Dating back to the reign of Fulgencio Batista, Cuba has historically been a communist nation neck deep in turmoil and suffering.

Most Americans know Cuba for their missile crisis, their cigars, and their Area 51-like restriction to visitors.

However, the name that comes to mind when most people think of Cuba is the bearded dictator Fidel Castro, who rose to power after Batista.

On Black Friday this year, Castro finally passed away after living to the ripe age of 90, but when I woke up the next morning, I was surprised to see a fair amount of praise being given to the worst dictator the Western Hemisphere has ever seen.

Quarterback Colin Kaepernick, Senator Bernie Sanders, and even Canadian Prime Minister Justin Trudeau have had somewhat positive things to say about Fidel Castro.

My question is: Why?

We’re a generation that grew up after the USSR crumbled and after Mao Zedong died, so as a result it’s kind of “cool” nowadays to have communist political views.

The fact that we sell T-shirts of Che Guevara, a communist rebel, is evidence of this.

Communism itself isn’t the worst thing in the world, but history has shown us that it doesn’t work, and it usually leads to chaos and tragedy.

It’s one thing to believe in communism, but it’s another to praise an awful dictator that used it to ruin a country.

Here’s how Castro came into power: prior to the 1960s, Cuba was an independent country running on a broken form of government that wasn’t awful, but ultimately wasn’t very good.

Fidel Castro, along with other revolutionaries like Che Guevara, overthrew the government and came into power.

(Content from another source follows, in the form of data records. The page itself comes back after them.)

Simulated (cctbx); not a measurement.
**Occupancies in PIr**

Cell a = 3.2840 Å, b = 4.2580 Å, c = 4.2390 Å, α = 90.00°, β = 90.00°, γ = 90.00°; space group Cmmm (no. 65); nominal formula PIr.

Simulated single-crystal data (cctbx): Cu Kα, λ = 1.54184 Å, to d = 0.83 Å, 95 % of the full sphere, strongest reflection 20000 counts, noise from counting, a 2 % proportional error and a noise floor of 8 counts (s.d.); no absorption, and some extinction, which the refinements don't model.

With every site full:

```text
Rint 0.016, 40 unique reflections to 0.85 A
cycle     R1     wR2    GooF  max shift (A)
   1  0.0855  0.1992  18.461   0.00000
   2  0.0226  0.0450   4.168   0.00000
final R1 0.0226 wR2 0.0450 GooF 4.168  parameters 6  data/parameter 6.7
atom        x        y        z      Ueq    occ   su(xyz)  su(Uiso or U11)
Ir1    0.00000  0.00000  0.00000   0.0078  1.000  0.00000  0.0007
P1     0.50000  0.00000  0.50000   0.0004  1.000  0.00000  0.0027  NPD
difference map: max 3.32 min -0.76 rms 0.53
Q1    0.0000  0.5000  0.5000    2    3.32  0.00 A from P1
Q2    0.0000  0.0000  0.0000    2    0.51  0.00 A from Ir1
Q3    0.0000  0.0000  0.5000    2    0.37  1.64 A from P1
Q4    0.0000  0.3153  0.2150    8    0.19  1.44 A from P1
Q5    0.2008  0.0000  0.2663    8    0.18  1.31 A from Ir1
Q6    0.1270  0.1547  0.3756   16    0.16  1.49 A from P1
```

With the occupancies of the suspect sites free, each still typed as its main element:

His dictatorship immediately began with brutality. After seizing power, he and his men executed hundreds of their opponents, and declared Cuba a communist-led country.

Castro’s regime threatened the United States with nuclear missiles, starved its citizens after multiple economic collapses, removed liberties like independent media from its people, and imprisoned anyone who spoke out against him.

Conditions were so bad that thousands upon thousands of Cubans fled to Florida to seek refuge.

What did Castro do about this? He sent state forces to murder people trying to escape.

One such instance was the Canimar River Massacre, in which 52 adults and 4 children were mowed down by a firing squad while trying to flee via the river.

At the same time, Castro took advantage of the mass exodus by shipping mentally ill and gay people off with the refugees, in a eugenics-style cleansing of the nation.

In the 90’s, Cuba’s economy fell apart after the USSR, Cuba’s greatest ally and America’s greatest enemy, collapsed.

After that, Castro finally lifted the weight of certain rules and bans, and Cuba has been slowly climbing out of its hole since.

So why is anyone praising this man?

Well, one thing that Castro supported is universal health care, which is being embraced by many countries today.

He also invested a lot of money into education, and as a result, Cuba had the highest literacy rate next to America.

The Cuban communist economy also had some glimmers of hope in between their canyons of failure.

Okay, so we have a dictator who mistreated his citizens and mostly ruined a country’s economy, but because of a couple good ideas we can call him “a strong leader with some flaws”? No.

Fidel Castro’s name belongs at the bottom of the barrel, not among other controversial leaders like Netanyahu.

He ruined his country and killed his citizens, while removing their freedom through communist policies. No good ideas can change that.

You know who else poured lots of money into education and supported universal healthcare? Hitler. We don’t defend him.

Ask Cuban citizens how much they valued free healthcare when they had their starving children in a rowboat to Florida as bullets from Cuban guns whizzed past their heads.

So now, Fidel is dead, and Cubans are rejoicing. His brother Raul Castro is in office, and while he isn’t a big improvement, Cuba is still on a better track.

For the first time since Fidel’s reign, Cuba is receiving new cars, tourism is possible, and the lives of the citizens aren’t under military watch.

Communism is nearly wiped from the earth, and Cuba could be one of the last to lose it.

The next step is North Korea, a country with universal healthcare and missiles aimed at America. Seems to be a communist trend.